The National Institute of Economic and Social Research, a well-regarded think tank, estimates that 1.2m UK households – 4% of all households – will run out of savings because of higher mortgage repayments and become insolvent by the end of the year.
This will take the total proportion of insolvent households to nearly 30%, or around 7.8 million.
With the Bank Rate rising at their fastest pace since the Bank of England gained independence in 1997, millions of households will be affected by higher mortgage repayments.
A significant proportion of the population will see their savings wiped out because of the rise in interest rates and higher mortgage repayments. The largest impact will be felt in Wales and the North-East where up to 6% of households are projected to be insolvent by the end of the year as a direct result of higher mortgage repayments.
Also, the analysis finds that the rising repayments will wipe out 0.3% of UK GDP, costing all households with mortgages a total of £12bn per year.
Other key points include:
- Monthly mortgage repayments will rise by nearly 50% on average: this rise is above typical stress-tests households are subjected to when applying for a mortgage.

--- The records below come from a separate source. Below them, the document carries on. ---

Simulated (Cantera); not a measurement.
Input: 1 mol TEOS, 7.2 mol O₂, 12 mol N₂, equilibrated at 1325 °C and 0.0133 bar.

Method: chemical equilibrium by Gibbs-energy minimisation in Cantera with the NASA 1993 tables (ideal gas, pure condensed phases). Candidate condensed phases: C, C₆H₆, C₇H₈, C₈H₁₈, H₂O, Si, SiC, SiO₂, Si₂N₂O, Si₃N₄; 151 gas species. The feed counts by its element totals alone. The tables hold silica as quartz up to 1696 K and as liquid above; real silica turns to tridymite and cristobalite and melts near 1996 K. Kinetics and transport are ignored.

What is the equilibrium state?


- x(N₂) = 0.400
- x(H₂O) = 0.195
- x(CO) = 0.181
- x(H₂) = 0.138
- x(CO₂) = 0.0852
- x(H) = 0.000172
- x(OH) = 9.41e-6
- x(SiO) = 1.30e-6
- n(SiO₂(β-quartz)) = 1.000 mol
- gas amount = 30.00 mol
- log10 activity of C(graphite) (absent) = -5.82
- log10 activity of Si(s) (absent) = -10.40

- Fixed-rate monthly mortgage repayments will rise from around £700 to £1,000 on average: this applies to nearly 2m households when needing to remortgage.
- Variable-rate monthly mortgage repayments will rise from around £450 to £700: this applies to 1.5m households on variable-rate mortgages.
The institute called on the government to consider intervening in forbearance agreements, which allow households to agree to create repayment plans based on what they can afford when they are unable to repay their debt.